Facebook Changed the Way It Experiments On Us, Barely

The biggest difference: they'll keep us updated more clearly on exactly how they're messing with our heads.

(Photo via Getty)

(Photo via Getty)

Facebook is mastering the art of responding to criticism and controversy with empty apologies and meaningless policy changes.

Facebook CTO Mike Schroepfer announced on Thursday that Facebook will be opening a new research website to showcase the way they experiment on users for the sake of “[building] a better Facebook.” As part of the announcement, Mr. Schroepfer outlined the ways they’ll prevent another publicity crisis, a la their last mass manipulation — but it doesn’t sound to us like they’ll actually be changing the way they do business.

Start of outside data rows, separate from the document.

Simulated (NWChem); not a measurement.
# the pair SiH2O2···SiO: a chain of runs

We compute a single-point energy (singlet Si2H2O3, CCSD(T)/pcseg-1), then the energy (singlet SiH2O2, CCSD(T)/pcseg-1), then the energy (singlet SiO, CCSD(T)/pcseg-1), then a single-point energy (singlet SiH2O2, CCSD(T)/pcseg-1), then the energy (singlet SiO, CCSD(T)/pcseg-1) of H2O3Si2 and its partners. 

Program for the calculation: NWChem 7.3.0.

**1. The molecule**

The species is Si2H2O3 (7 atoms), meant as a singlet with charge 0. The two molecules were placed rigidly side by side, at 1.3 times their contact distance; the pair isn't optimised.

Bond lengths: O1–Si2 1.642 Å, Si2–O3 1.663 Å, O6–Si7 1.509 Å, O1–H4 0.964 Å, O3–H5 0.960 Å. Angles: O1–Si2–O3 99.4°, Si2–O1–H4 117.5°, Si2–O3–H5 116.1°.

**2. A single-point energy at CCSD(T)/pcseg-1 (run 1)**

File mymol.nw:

A quick refresher: Facebook ran a study on hundreds of thousands of unwitting users in which researchers manipulated the kinds of posts that appeared in those users’ feeds. Then, they measured whether or not seeing positive or negative posts affected how those users shared status updates.

The study basically proved nothing. Facebook found that the effects of their mood manipulations were about the size of a rounding error, and the researchers themselves admitted they were barely measurable. Regardless of the inefficacy of the study, the media spent weeks driving back and forth over Facebook while they lay in the proverbial driveway. Facebook never apologized, only ever saying that they should have “communicated better.”

“Although this subject matter was important to research, we were unprepared for the reaction the paper received when it was published and have taken to heart the comments and criticism,” Mr. Schroepfer wrote in the latest announcement. “It is clear now that there are things we should have done differently.”

So what kind of changes will Facebook be making? They’ll start by establishing clearer guidelines and making sure more people are monitoring the research. They’ll also educate new engineers with workshops and updates to their “annual privacy and security training,” which sounds like the research ethics version of sensitivity training.

Here is what they will not do (besides admit they did anything wrong):

  • Get a third-party monitor: The new group that will keep tabs on Facebook’s experiments will be “a panel including our most senior subject-area researchers, along with people from our engineering, research, legal, privacy and policy teams.” All of these people, presumably, are employees of Facebook.
  • Inform users that they are guinea pigs: Websites A/B test their users all of the time, but every ethicist worth their salt has criticized Facebook for running a mood manipulation experiment without letting anyone know upfront that it was even possible that they could be manipulated.
  • Let users opt-out: Even without letting someone know that they are being tested, they could still offer an option buried away in Facebook’s settings to the effect of: “Click here if you would like us to not toy with your emotions for product development purposes.” No word yet on the release of a do-not-mess-with-my-head button.

It could be worse: shortly after Facebook took a beating for their research, OkCupid gleefully announced its own bizarre, prank-like experiments on its users and received a much less harsh blow-back, largely because of how unashamed their bragging was.

Over the years, we’ve come to accept that the biggest tech companies of our time spy on us, sell our data, and use our private information as tools to sell ads. Now that Facebook has made it very clear that they are going to keep running experiments on users — and don’t much care how we feel about it — we’re one step closer to accepting it as a given that mass manipulation is, as OkCupid’s Christian Rudder puts it, another part of “how websites work.”